This piece by Michael Hayman MBE originally appeared in City A.M, see here
Public morality, but private depravity – a time when keeping up appearances on the outside was very much the order of the day. You have to wonder if Brexit has turned this Victorian attitude decisively on its head.
No one watching the daily media scrum on College Green could argue that today’s national conversation is an attempt to show the best of ourselves.
But what’s left when the cameras turn off? Does the whirlwind continue, or is it replaced by calmer private considerations and a steadier sense of self?
On the face of it, this is a furious Britain. Angry and aggressive, we’re in a new age, the age of rage.
See a TV interview happening in your vicinity? Scream over the top of it. Demonstrating in the streets? You’re not set unless you and your partner are walking hand-in-hand in the springtime sun with life-size effigies of the Prime Minister and the mayor of London being dragged, face down, on a leash.
“Abuse has grown since the Brexit debate has intensified,” were the words of Independent Group MP, Heidi Allen.
So much so that Sky News’ Faisal Islam had an on-air confrontation with a demonstrator who was screaming “traitor” and “treason”, saying: “It’s become quite normal using that kind of language.”
For many, this is a country that has taken leave of its senses. And that view is spreading far from our shores.

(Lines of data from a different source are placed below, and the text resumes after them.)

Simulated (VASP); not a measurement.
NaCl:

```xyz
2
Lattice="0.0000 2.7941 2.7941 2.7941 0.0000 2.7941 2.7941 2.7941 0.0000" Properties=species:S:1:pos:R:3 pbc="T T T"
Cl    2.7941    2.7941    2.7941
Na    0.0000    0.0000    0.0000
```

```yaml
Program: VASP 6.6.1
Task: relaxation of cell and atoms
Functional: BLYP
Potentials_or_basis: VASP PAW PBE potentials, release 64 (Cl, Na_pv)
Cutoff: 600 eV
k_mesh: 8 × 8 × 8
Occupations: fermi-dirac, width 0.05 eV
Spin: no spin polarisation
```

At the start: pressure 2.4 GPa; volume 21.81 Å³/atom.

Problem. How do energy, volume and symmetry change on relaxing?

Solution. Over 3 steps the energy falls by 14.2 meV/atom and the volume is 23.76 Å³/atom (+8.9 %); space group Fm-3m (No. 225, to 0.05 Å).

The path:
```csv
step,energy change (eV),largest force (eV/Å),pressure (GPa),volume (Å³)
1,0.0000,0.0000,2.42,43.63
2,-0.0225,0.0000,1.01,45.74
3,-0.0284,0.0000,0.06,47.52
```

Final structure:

A friend in Los Angeles said California was gripped because Brexit was the best reality TV you can get: a 24/7 national nervous breakdown played out scene-by-scene.
His take was reinforced by Thomas Friedman, whose recent New York Times article sat under the headline “Britain has gone Mad”.
Meanwhile, Westminster struggles to cope.
Education select committee chair Robert Halfon spoke of his colleagues struggling with “Brexit Madness… a cross between Lord of the Flies and One Flew over the Cuckoo’s Nest”.
Big business is chiming the bells of despair too. Both Siemens and Ford spent much of last week using their weight and influence to say that they couldn’t make the case for Britain as an investment location.
So if this is a health check on the sense and sensibilities of the UK, we could be heading to intensive care. But, don’t turn off the life support just yet.
For beneath the surface, there is much to suggest that the pulse of the nation is sturdier than the froth of debate might suggest.
This positive prognosis is backed up by the recent steady performance of the pound.
Currencies are often cited as the heartbeat of a nation, and – in this instance – the beat certainly goes on. Steady, stable and one of the best performing major currencies since its low at the end of last this year.
True enough, Siemens chief Juergen Maier did issue an apocalyptic vision of the investment case for the UK. It sounded like the script for straight-to-streaming sequel, Terminator: The Trade Wars.
On the face of it, the message was “hasta la vista, baby”. But there was also the promise of “I’ll be back”.
Indeed, Maier acknowledged that once Britain had sorted its future, he was “100 per cent sure” that investment in the country would follow.
Despite the chaos and the doomsday prophesies, capital continues to seek out the UK as a major home for inward investment.
The United Nations trade and development agency recently ranked the UK third in terms of foreign direct investment inflows, with a 20 per cent jump to $122bn last year, while the value of M&A deals tripled over the same period.
Unemployment continues its record-breaking reduction, and weekly average earnings have recently risen to their highest since March 2011. All of which points to a nation with much in the way of underlying strengths.
But quietly spoken truths are struggling badly to stand up to a louder story.
Rage. Resentment. Rancour. And whatever the initial justification for these feelings, they have become the corrosive projection and prevailing story of our nation.
It robs us of badly needed self-belief and creates self-fulfilling realities. Because confidence is the Cinderella asset. You never know what you’ve got until you’ve lost it.
If the only thing you look for is the negative. Guess what? You’re going to find failings to fit the feeling. And right now the prevailing feeling is of failure and bad blood.
So, if you want a stronger future, and don’t like what’s being said, use your voice to change the conversation.